By John Geddie
LONDON, Oct 30 (Reuters) - Either Australia or New Zealand could be on course for a stock market rally next week depending on which of their rugby teams are crowned World Cup champions on Saturday.
Research from financial information provider Standard & Poor's Capital IQ shows that the last three winners of the World Cup have all had material increases in their respective markets index in the week following the final.
New Zealand's S&P/NZX 50 .NZ50 climbed 1.4 percent after their win in 2011, South Africa's FTSE SA was up 7.8 percent in 2007 and England's FTSE 100 .FTSE rose 0.5 percent in 2003.
"What looks to be up for grabs is not only the William Webb Ellis Trophy, but also the possibility of earning abnormal economic returns or losses in the following days," said Clive Cooper, vice president and Pacific head of sales at Standard & Poor's Capital IQ.
The All Blacks are looking to make history at Twickenham by becoming the first team to win back-to-back World Cups, but to do so they must beat old rivals Australia. The teams have not met in a final since the tournament's inception in 1987.

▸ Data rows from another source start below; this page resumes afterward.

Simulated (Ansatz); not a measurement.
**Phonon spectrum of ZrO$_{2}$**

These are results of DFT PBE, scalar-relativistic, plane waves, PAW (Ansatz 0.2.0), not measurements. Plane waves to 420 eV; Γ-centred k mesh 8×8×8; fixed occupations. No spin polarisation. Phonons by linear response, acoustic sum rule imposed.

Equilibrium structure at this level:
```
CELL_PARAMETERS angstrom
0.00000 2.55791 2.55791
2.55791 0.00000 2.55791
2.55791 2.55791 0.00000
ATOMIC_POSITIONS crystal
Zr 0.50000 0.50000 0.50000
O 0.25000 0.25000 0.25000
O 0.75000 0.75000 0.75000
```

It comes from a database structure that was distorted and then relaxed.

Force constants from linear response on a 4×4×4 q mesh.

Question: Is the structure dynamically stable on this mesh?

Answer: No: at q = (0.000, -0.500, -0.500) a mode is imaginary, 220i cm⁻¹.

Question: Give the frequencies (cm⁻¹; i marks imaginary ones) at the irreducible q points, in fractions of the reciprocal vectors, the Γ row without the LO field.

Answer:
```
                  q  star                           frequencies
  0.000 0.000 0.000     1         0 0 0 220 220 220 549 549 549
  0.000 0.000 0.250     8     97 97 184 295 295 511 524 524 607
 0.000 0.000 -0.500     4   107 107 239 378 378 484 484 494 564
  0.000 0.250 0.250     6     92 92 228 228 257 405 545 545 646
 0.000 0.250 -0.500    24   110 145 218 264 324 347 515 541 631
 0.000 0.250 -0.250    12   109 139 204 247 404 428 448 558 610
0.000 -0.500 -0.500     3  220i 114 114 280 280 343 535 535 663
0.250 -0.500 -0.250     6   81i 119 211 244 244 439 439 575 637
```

S&P pointed to research that shows how mood differences can affect stock markets. In 1993, economist Edward Saunders found a systematic relationship between New York weather and major American stock indices.
More recently Alex Edmans, professor of finance at the London Business School, said his research showed that if a national team is eliminated from an international tournament it makes investors fed up and pessimistic. He said a defeat for a national rugby team triggers a fall of 0.15% the next day.
However, it is not an exact science. Britain's FTSE 100 rose 3 percent on Oct. 5, the day markets opened after England lost to Australia in the Rugby World Cup to become the first host team to bow out in the group stages.